Iran’s foreign minister and lead negotiator in nuclear talks with the United States has been ordered by the Islamic Republic’s Supreme Leader to stop shouting and yelling at Secretary of State John Kerry during negotiating sessions.
Iranian Foreign Minister Javad Zarif told his country’s state controlled media in a recent interview that Ayatollah Ali Khamenei has instructed him to stop yelling at Kerry and other top U.S. officials during the talks.
Reports about Zarif’s temper first emerged in the Iranian press last November, when the United States and Iran agreed to extend talks through June of this year.
Zarif is said to "frequently shout at Western diplomats" with such force that bodyguards have been forced to enter the negotiation room.
During one incident described by Iranian officials to the press, European Union Foreign Policy Chief Catherine Ashton, a chief western negotiator, admitted that Zarif had been shouting, and she had gotten used to it.
Abbas Araqchi, an Iranian diplomat who is also a member of the negotiating team, is reported to have said in an interview that during past negotiations in Geneva, Zarif "shouted" at Kerry and spoke to him in a manner "unprecedented" in the history of U.S. diplomacy.
Zarif appeared to cop to this behavior during a recent interview with the state-controlled Islamic Republic News Agency (IRNA), according to an independent translation of the report provided to the Washington Free Beacon.

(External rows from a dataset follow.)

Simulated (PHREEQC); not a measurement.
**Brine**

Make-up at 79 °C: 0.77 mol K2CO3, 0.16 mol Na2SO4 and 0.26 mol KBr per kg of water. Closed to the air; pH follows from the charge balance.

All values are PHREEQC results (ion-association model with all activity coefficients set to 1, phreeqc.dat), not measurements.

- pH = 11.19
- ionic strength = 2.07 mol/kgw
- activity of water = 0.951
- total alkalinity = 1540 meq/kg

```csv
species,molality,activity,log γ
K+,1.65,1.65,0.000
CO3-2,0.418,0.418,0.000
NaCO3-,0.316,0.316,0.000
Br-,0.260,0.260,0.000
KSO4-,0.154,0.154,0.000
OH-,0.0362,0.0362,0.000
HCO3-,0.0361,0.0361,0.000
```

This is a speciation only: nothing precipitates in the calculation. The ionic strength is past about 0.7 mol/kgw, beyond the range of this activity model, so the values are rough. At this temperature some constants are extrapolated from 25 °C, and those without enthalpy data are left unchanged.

Following reports that Zarif shouts at Kerry, Zarif was summoned to a meeting with Khamenei. He referred to this meeting during recent remarks made to a high school class, according to the IRNA.
"‘Why you are yelling in negotiations? Smile and speak,’" he recalled the Supreme Leader saying. "‘Do not quarrel on the negotiation table, reason with them,’" Khamenei continued, citing a verse from the Quran that states "Go, both of you, to Pharaoh, for he has indeed transgressed all bounds.… But speak to him mildly; perchance he may take warning or fear [Allah]."
Zarif added that he begins each day by praying over six verses of the Quran before entering the nuclear discussions. He went on to say that U.S. sanctions no longer have an impact on Tehran.
"Doing business and trade with Iran had a huge reputational cost" for foreigners, but now the situation has changed, according to Zarif. "More sanctions on Iran makes U.S. isolated among its own friends."
The State Department declined to comment on reports about the Iranian Foreign Minister’s conversations with the Iranian Supreme Leader.
Meanwhile, Khamenei, in a speech this week, said that Iran would impose its own sanctions on the West.
"If [there] is to be any sanction imposed, the Iranian nation too can impose sanction [on them] and it will do so," Khamenei was quoted as saying by the Fars News Agency.
"Iran has also made it clear again and again that the U.S. should leave the Middle East and the Muslim world," said Saeed Ghasseminejad, an Iranian dissident who is an associate fellow at the Foundation for Defense of Democracies. "Both Zarif and Khamenei see themselves on a holy mission. They may have different assessments of what is the best way to reach their goal, which is to defeat the pharaoh of the time, but they have no doubt who is the pharaoh of the time: The West, the U.S., and Israel."